A new feature we’re starting today: here’s what I thought of the comics I read this week!
Star Wars – Vader Down #1
Jason Aaron (Writer) and Mike Deodato (Artist)
The start of the first big Star Wars comics crossover event since Disney/Marvel bought out the rights to the franchise, “Vader Down” sees, well, Darth Vader getting shot down over a Rebel planet and pulling an Owen Wilson from Behind Enemy Lines.
Issue 1 mostly sets up the premise for the storyline, as we see the firefight that causes Vader to crashland and the Rebels scrambling their forces to hunt him down. It’s set in the time between A New Hope and The Empire Strikes Back, so the Sith Lord is chasing Luke Skywalker while Young Mark Hamill tries to figure out this whole “being a Jedi” thing.
There are a couple of grisly touches in here that I appreciated, for a story focused on one of cinema’s great bad guys: Luke attempting a kamikaze attack and screaming at Vader to die, and the floating asphyxiated bodies of the dead pilots left in Vader’s wake.
The art is solid photo-realism throughout, and I did like the details of the seventies-style moustaches and cramped cockpits of the rebel soldiers, just like in the original 70’s Star Wars film. Deodato’s Luke and Princess Leia look kinda generic, but there is one close up panel where his Harrison Ford drawing is absolutely spot on.
While this issue is mostly groundwork laying, I’m intrigued by the series’ premise: since we mostly see Vader in a position of power and control in the films, it’ll be interesting to see him outnumbered, relying on his wits, and scrambling for survival.
Ms. Marvel #1 (Super Famous Part 1)
G. Willow Wilson (Writer) and Takeshi Miyazawa (Artist)
Returning after the Secret Wars mega-event and an 8-month time skip, there are a lot of changes in this quasi-“first episode of Season 2” for Marvel’s breakout new character.
First off, Kamala Khan’s dreams have come true and she’s joined the Avengers: now she fights giant Teenage Mutant Ninja Rats with Spider-Man and Captain America, and Tony Stark gives her a lift home afterwards.
Meanwhile on the home-front, after gently letting down her best friend Bruno after he confessed her love for her at the end of Volume 1, Kamala has to deal with the fact that he’s moved on and found a new girlfriend. And she doesn’t deal with it well: sulking, sniping at Bruno and making bitchy sniping comments about his slightly heavy girlfriend.

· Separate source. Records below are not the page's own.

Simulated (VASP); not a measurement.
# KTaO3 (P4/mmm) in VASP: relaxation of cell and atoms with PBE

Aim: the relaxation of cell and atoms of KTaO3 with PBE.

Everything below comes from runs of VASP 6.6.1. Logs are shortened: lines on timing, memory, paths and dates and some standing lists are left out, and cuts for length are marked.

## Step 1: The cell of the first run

Kamala’s jealousy isn’t a good look for her, but it is understandable and believable, and I’m sure her getting back to a good place with her friend will happen sooner rather than later in the series. It’s mentioned that part of the reason she’s so blindsided by the new relationship is that she’s been so busy with her new Avenger-job: it’s smart writing, as Kamala she moves up to the bigtime in her superhero career, to keep a parallel story running that shows how success in that one area has effects on her friendships and other areas of her life.
Ms. Marvel is light, funny (“I mean…biblically together?”), goofy (out new long term villain is an evil apartment development company) and with extremely likeable characters, but still capable of emotional depth, long-term character development and progressive and inclusive politics. Even in its new relaunched form, this series is a highpoint of any week it comes out in.
And the storybook, full-of-background-details art is still beautiful.
Mark Millar (writer) and Rafael Albuquerque (artist).
Hooboy. Mark Millar, of Kick-Ass, Wanted and Kingsman fame, has built a brand for himself as a writer whose scripts transgress boundaries and whose characters do and say fucked-up things. Still…
Huck plays at first as one of the Superman homages Millar is so fond of: an orphan boy with incredible powers is left in small-town rural America, and by the time he’s an adult he’s an almost impossibly good-hearted and moral fella who simply tries to “do a good deed every day” – things on the border of real and tall-tale, like clearing out all a farmers fields in an afternoon, taking out the whole town’s rubbish in a single night, or disappearing into the sea to find a missing fisherman.
…And then he sees a TV news story about Boko Haram kidnapping the schoolgirls from Chibok last year. And Huck just goes over to Africa and saves them.
Listen, there’s something to be said for wish-fulfillment stories where our fictional heroes stop some great real-world tragedies – put those stories need a substantial amount of time and distance from the tragedy to be acceptable. It’s become a bit of a catchphrase nowadays, but there’s a reason why we say “Too soon” after an off colour joke about a recent tragedy.
Writing a story in 2015 about a 2014 tragedy (that by the way, is still ongoing – the girls haven’t been found) seems insensitive and offensive to me in a way that even Millar’s other “outrageous” work hasn’t.
A serious misstep.
Batman Europa #1 (Part 1: Berlin)
Matteo Casali and Bryan Azzarello (Writers), Jim Lee (Artist).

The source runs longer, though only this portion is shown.